(213)  Scottish Parliament at work: from dog fouling to tenant farmers

As the first term of the Scottish Parliament drew to a close, two significant measures completed their parliamentary passage.  The Dog Fouling (Scotland) Bill, source of much press derision, was passed on 13 March 2003: it allows council officers to impose on-the-spot fines of £40 on those who fail to scoop poop, this becoming a civil offence without the need for corroboration.  The Agricultural Holdings (Scotland) Bill, passed on 12 March 2003, allows tenant farmers a right to buy when the landowner decides to sell, and enables them to use the land for non-agricultural purposes.  Like the Land Reform (Scotland) Act 2003, this Bill is controversial because some think that the incentive to invest in landownership is being significantly reduced.

(212)  The Scottish judiciary and the Speculative Society

On 13 March 2003 the High Court of Justiciary repelled Robbie the Pict’s petition to the nobile officium in which he sought to show that any judge who is a member of the Speculative Society is disqualified ipso facto from participating in his case on various matters relating to the Skye Bridge tolls (see below No 209).  Robbie had argued that the history of the Society showed that its origins were linked to masonic or quasi-masonic movements and that today it is elitist, sexist, racist and unionist [para 14].  Giving the opinion of the court, Lord Justice Clerk Gill said: On the information before us, we conclude that the Society is neither secret nor sinister and that it simply makes its own refined contribution to the public stock of harmless pleasure. It appears to be careful in its choice of members, but many societies are. Those elected are no doubt happy to be members. Others will be happy not to be. Live and let live is a useful principle in such matters. … We can see no reason why any reasonable onlooker could suspect that the loyalties and friendships that typify any society of this kind should in this case override the obligations of the judicial oath [para 26].  Lord Gill also noted that (para 20) The Society is a society for young men. According to the affidavit, the Society can have no more than 30 ordinary members at any time. Membership is gained by invitation and is subject to voting by secret ballot. The rules provide for a procedure of black-balling. When a member joins, he joins as an ordinary member for a period of three years. There is nothing in the rules to prohibit female membership, but there are no female members and there have never been any [para 20]. 

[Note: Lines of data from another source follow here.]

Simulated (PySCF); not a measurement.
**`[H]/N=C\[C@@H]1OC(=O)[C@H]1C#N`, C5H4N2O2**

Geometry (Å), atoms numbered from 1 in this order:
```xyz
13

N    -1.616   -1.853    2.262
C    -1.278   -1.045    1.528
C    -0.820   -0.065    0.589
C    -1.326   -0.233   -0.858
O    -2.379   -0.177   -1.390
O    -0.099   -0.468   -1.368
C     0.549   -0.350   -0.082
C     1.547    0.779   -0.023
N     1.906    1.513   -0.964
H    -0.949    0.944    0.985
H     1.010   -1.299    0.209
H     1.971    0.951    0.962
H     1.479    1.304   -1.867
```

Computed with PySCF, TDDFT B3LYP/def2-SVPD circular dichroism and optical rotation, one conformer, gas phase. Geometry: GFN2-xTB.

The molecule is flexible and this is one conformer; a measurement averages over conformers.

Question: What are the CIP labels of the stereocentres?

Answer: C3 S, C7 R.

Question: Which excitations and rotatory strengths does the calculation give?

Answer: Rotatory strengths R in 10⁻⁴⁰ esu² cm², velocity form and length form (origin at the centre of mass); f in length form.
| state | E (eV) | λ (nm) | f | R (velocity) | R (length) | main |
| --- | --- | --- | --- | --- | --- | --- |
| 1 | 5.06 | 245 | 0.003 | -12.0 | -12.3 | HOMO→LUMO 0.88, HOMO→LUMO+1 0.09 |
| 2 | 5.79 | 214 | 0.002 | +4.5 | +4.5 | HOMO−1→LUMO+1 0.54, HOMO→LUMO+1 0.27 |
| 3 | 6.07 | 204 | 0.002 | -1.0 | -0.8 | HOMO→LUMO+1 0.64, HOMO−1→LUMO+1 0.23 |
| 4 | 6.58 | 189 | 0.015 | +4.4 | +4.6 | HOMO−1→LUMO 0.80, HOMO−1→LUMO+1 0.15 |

Lord Gill continued to decline to answer Robbie’s question: Have you [the judges in the case] ever taken the oath or entered apprentice at first degree for the purpose of entering into Masonic association, or are you obliged by any expectation of loyalty which has the potential to produce an imbalanced judgment in a tribunal such as this?  His Lordship observed that masonic membership was not per se a ground of judicial disqualification and stated: We refused to answer the petitioner’s question when he put it to us and we refuse to answer it now. The petitioner has failed to show why his question has any bearing on the issues in this case [para 7]. 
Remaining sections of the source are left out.